The .npmignore galore

Nov 25, 2015  

In project electrum, we need to ship not only the ES2015 source code, but also its transpiled version.

The way to go is to add a compile and a prebuild step for npm:

"scripts": {
  "compile": "babel -d lib/ src/",
  "prepublish": "npm run compile"
},
  • The compile step invokes Babel and outputs the transpiled files found in folder src to folder lib. Invoking the compile step is done with npm run compile.
  • The prepublish step launches compile. It will be automatically started as a result of doing an npm publish.

In order for the consumers of the electrum package to get the transpiled version of the code, the main property must be updated to point to lib:

"main": "lib/index.js"

I also modified my .gitignore file to exclude lib from being part of the git repository.

lib/

Having done that, I published an updated version of electrum using:

npm publish

…and voilà, here it is: https://www.npmjs.com/package/electrum

So npm install - where’s my lib?

Trying to consume the new electrum package did not succeed. I kept getting error messages from WebPack:

Module not found: Error: Cannot resolve module ‘electrum’ in S:\git\foo\bar

Why? Because node_modules/electrum does not contain a lib folder and lib/index.js cannot be found.

Here is the folder structure (use npm install electrum@1.1.2 if you want to have a look at the misbehaving package):

src
test
.babelrc
.npmignore
...

Do you see that .npmignore file? I did not define any in my package source, but there it is. And it contains:

lib/
node_modules/

This .npmignore is being synthesized by npm when running npm publish.
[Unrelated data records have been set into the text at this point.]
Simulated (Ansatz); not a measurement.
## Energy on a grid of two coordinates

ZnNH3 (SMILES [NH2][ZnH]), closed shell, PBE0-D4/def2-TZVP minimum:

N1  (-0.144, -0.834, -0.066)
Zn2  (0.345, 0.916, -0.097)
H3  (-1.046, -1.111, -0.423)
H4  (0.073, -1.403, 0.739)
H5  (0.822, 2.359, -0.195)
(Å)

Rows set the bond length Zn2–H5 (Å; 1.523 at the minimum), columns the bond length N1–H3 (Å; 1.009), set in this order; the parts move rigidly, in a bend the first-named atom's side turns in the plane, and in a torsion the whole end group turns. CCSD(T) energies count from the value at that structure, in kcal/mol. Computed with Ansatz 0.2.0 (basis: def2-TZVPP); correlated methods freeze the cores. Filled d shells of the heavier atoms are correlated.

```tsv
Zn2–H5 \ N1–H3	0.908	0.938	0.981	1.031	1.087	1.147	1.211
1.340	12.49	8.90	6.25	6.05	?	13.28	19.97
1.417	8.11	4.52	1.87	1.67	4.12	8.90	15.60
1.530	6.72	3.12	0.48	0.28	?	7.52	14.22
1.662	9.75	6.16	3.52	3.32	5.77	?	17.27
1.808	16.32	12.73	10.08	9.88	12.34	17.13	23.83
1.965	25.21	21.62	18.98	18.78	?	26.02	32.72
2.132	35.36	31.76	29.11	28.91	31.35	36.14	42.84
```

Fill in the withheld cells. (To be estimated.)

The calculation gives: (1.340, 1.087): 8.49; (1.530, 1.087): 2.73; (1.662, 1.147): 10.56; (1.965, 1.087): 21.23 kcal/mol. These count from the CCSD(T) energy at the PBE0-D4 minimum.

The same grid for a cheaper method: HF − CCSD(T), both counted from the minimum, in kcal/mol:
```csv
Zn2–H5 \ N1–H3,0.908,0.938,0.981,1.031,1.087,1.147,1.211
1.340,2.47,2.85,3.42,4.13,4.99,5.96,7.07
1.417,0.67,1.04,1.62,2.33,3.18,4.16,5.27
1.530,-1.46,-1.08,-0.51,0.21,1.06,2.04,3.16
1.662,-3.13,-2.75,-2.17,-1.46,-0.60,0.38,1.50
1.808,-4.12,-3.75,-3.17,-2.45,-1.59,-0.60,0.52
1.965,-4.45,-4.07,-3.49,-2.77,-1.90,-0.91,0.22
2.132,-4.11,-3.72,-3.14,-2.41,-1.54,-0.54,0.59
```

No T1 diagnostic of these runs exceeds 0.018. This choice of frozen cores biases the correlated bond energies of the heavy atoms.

Why does lib/ get ignored?

Here is what the documentation says about .npmignore:

Use a .npmignore file to keep stuff out of your package. If there’s no .npmignore file, but there is a .gitignore file, then npm will ignore the stuff matched by the .gitignore file.

So npm is trying to be smart here: it sees that I don’t want lib/ to get included in my git repository, and it assumes that I don’t want it to be included it in the resulting package either.

The solution is simple:

If you want to include something that is excluded by your .gitignore file, you can create an empty .npmignore file to override it.